Privacy and Trust for Mobile Users

Hand hält Schmartphone. Um das Smartphone befinden sich unterschiedliche Icons

Image: RTG 2050

People around the world are digitally connected via Smartphones and ever more technical devices are hooked up to the Internet of Things. This ubiquitous digitization raises privacy protection and trust assessment to two of the most pressing challenges of digitization. This being said, privacy and trust have always been of fundamental importance for social and economic life. Therefore, interdisciplinary research must link the wealth of scientific findings from psychology, social sciences, economics and law with computer science knowledge, even more so since the digital and real worlds are increasingly merging. How can users protect themselves against uncontrolled disclosure of private information on the Internet? On the other hand, how can they benefit from deliberate and controlled data disclosure? How to assess the trustworthiness of the processes, data and actors on the Internet – particularly on behalf of the users? How are digital collectives formed – and how do they act – in social networks?

Young scientists from all the above-mentioned disciplines work together the Research Training Group (RTG) 2050 „Privacy and Trust for Mobile Users“ to address all these questions. They investigate concepts for realizing and enforcing privacy protection in accordance with the will of the individual user. This relates also to the research question of how digital actors and actions can become more transparent and predictable for laypersons. Spokesperson of the RTG is Prof. Max Mühlhäuser (Informatics Dept., Telekooperation Lab), who cooperates with 12 colleagues of Technische Universität Darmstadt as well as Goethe-Universität Frankfurt and Universität Kassel.
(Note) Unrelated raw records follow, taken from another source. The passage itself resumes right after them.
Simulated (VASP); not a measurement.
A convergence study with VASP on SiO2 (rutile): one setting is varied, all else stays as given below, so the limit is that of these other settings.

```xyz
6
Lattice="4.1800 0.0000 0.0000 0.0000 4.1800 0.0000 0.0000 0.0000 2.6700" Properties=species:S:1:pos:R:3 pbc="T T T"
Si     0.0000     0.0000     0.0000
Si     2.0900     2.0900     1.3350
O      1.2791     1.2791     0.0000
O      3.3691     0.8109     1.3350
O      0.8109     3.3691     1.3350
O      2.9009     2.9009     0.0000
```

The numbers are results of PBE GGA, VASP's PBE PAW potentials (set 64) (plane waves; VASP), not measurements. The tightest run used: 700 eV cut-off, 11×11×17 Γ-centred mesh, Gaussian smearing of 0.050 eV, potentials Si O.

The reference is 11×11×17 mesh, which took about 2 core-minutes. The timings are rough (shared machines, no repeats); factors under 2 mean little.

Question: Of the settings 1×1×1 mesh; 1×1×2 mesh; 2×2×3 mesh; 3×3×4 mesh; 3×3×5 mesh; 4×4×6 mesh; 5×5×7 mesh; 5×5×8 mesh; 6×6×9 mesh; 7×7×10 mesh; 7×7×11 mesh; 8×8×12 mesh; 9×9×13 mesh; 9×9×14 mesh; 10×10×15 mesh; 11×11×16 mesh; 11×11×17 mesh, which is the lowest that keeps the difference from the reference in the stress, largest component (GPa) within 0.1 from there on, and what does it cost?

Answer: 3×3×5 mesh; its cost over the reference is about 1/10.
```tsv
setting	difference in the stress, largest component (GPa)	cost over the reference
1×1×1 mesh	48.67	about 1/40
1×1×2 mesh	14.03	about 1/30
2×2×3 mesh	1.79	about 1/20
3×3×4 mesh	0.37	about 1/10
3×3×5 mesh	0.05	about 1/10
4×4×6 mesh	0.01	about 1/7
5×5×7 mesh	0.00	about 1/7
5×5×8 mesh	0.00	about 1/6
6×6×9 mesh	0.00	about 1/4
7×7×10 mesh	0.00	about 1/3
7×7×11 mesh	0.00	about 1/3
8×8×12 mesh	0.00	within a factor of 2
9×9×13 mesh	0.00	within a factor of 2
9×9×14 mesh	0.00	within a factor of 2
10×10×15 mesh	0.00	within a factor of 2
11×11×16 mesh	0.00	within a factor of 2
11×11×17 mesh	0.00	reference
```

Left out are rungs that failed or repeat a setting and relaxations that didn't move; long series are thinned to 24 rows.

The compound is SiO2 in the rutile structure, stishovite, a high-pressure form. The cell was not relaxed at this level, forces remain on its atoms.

While the RTG, in its first phase, researched privacy protection and trust assessment quite broadly and developed new solutions, the General Data Protection Regulation (EU) came into force. The implementation of this law has revealed that individual users cannot really exercise their personal rights if they are left entirely on their own in the task of making the "well-informed decisions" required by law. For this reason, research in the second phase of the RTG (beginning of April 2020) will investigate, among other things, concepts for so-called intermediaries. This term alludes to trustworthy bodies that act as quasi incorruptible and perfectly trained notaries between users and Internet actors. The RTG research shall help to reveal if 'digital collectives' – comparable to the open source movement for software development – can master this task, or if supranational institutions are better suited, or possibly even software agents based on artificial intelligence.